What is benchmarking and why should we do that?
If there are multiple ways to implement a feature or if we have serious doubts about performance while using a certain technology, special implementation patterns or a new “cutting edge” library, we have to make decisions. There might be assumptions about performance effects of a certain way of implementing something, but in the end – if we do not measure and compare the different approaches – we will not be sure if our decision was correct. This is true for the big architectural topics, but also for smaller-scoped concerns such as preferring a certain API method although multiple alternatives exist. So we should stop guessing and start measuring performance! In other words, we should use benchmarks! This article introduces Java Microbenchmark Harness (JMH), an OpenJDK project which aims to ease setting up a benchmark environment for Java performance tests.
Benchmark == Benchmark?
To categorize benchmarks in a more fine-grained manner, people invented benchmark categories such as “micro”, “macro”, or even “meso”, which separate performance tests by scope. Maybe we can say the separation is done by the affected layers or complexity level of code under test.

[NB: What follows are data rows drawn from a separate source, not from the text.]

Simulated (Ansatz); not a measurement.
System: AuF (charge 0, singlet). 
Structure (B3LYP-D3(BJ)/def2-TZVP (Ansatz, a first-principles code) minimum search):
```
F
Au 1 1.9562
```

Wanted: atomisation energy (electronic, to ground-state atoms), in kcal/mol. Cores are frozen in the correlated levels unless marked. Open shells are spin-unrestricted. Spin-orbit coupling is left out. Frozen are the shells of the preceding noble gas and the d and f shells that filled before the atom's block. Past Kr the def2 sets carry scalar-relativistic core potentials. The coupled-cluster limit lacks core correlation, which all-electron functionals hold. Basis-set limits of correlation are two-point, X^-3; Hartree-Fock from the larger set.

Microbenchmarks are performance metrics on the lowest level. You can compare them to unit tests, which means they invoke single methods or execute small pieces of business logic without “more (cross-cutting) stuff” around.
Macrobenchmarks are the opposite of that. They test entire applications similar to end-to-end tests.
Mesobenchmarks represent something in between, which means they are written to measure entire actions (features, workflows) related to bigger parts of our applications using different layers in interaction with each other without spinning up the entire application. This could be a single feature which uses authentication/authorization, reads data from a database or calls external services and so on. We could range mesobenchmarks with integration tests.
In this post I will put the focus on the smallest kind of these. So let’s concentrate on the microbenchmarks.
How to implement microbenchmarks
If we want to know which methods are performing better than others, we should give it a try and compare them under equal conditions. A naive approach would be to call the different methods within some kind of common simple unit test and take a look at the time the execution takes, maybe implemented using
java.lang.System.currentTimeMillis(). Then we could just compute the difference between start and stop timestamps and on the first view that’s sufficient to get an idea about its performance – but taking a second look, it’s not. We should take into account how the JVM executes and especially optimizes code. Regarding this point of view, our results would not be reliable using values we got after a single execution. There are many JVM-related optimization topics we have to keep in mind and I will give some further hints afterwards. For now it’s important that the more often a line of code is executed, the more information the JVM will get about that code and it will optimize it (if possible). So if we want to measure code which will be invoked frequently in later production environments (and that code is the crucial part of our software we should measure), we should also measure it after some warmup iterations to simulate “real” production conditions. And now it’s getting interesting (some people would rather say “complicated”).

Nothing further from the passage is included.